Ecosyste.ms: Awesome

An open API service indexing awesome lists of open source software.

Awesome Lists | Featured Topics | Projects

https://github.com/boyvinall/observability-demo

Simple golang app that showcases some logging, metrics, tracing and stuff
https://github.com/boyvinall/observability-demo

grafana loki open-telemetry-go prometheus tempo

Last synced: 5 days ago
JSON representation

Simple golang app that showcases some logging, metrics, tracing and stuff

Awesome Lists containing this project

README

        

# observability-demo

Simple golang demo app to generate logs/metrics/traces, and some infra components to make these signals available in grafana.

The demo consists of:

- Some golang executables:
- GRPC server
- worker service which receives messages from the GRPC server over NATS
- command-line app to post requests to the GRPC server
- Various infra services
- Grafana - including provisioned datasources and dashboards
- Loki/Promtail
- Tempo
- Prometheus
- (also a NATS server)

The Grafana datasources are configured with a bunch of different links showing how to navigate between all the different signals.

## Motivation

Why does this repo exist? Well, a few reasons:

- Many of the capabilities being explored/showcased here are still under active development. Although Grafana documentation is generally
extremely good, there are parts which are not super clear .. fragmented examples etc. So, I hope this could prove useful to others as
a holistic demonstration of how to make it all work together. There's no attempt here to show how to scale the observability stack itself
for production workloads, but at least you can see how to expose and correlate the signals.
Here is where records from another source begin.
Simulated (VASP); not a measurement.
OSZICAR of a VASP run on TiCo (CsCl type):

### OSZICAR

- The day-job codebase is pretty evolved for a lot of these things but is quite large and currently based on previous SDKs. Rather than
using the OTEL SDKs, it uses Prometheus and Jaeger client SDKs because we've been growing it since before even OpenCensus existed. As a
busy team with a large number of internal users, we're pragmatic about not updating to the latest shiny SDKs "just because", but it seems
safe to say that OTEL is here to stay – and there are benefits to using it versus sticking with what we have now. So, this partly exists
to explore the SDKs, find some nice patterns and see all the current-latest whistles and bells so that we have a clear view of the
benefits and how to structure things before we migrate.

- Some consolidation of internal services means my team is no longer responsible for running the logs/metrics/traces/grafana services that
we use – although we do run OTEL Collectors and some Prometheii that remote-write to other places. So, this also partly exists to ensure
we have a clear view of all the capabilities offered by the latest incarnations of those services/datasources.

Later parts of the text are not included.